In his second collection of connected essays, Chicago cop Martin Preib takes on seemingly unrelated murder cases, all dating from one year, 1982, including some in which offenders were released as part of the wrongful conviction movement.
The murder case against James Ealy haunts Preib. Ealy, a 17-year-old in the west side projects, is convicted of strangling a family of four, but later released on appeal. Ealy eventually strikes again. As Preib researches the case, he struggles to understand how and why the city released Ealy from the original conviction.
The Ealy case leads Preib into the grisly underground of other 1982 murders, especially the case against Anthony Porter, sent to death row for killing a couple in a park and then 16 years later released, with the help of The Innocence Project at Northwestern University, when another man was said to have confessed to the crime. The media frenzy attending Porter’s release did not follow him into his civil case for damages against the city, a case the police officers pressed to have tried, and which Porter lost after the defense convinced the jury that the case for Porter’s innocence was, at best, fatally flawed.

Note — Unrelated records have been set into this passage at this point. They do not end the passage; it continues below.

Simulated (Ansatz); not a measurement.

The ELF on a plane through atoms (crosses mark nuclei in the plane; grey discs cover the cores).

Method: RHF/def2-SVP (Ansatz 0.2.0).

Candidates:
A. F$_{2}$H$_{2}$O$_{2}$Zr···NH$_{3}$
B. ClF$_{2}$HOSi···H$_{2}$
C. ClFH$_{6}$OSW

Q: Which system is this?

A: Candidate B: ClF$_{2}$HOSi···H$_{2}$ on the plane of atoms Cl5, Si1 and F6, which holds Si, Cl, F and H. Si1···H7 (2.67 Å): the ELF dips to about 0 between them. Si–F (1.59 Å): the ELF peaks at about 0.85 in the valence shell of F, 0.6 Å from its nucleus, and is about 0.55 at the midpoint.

In Crooked City, Preib always walks a tightrope between self-deprecating humor and stark revelations told in powerful language as he takes readers along on his journey through incredulity and doubt to conviction that killers are being turned loose on the streets of Chicago, and ultimately to his sense of the disturbing way the city works, and why.
This book shatters reader assumptions—about the workings of justice, the objectivity of the media, and the role of the police in the city of Chicago, even calling into question allegations of police torture in the notorious cases against Jon Burge. Told in the gripping tension of a crime novel, Preib strives for the highest language as he wanders these brutal, controversial killings.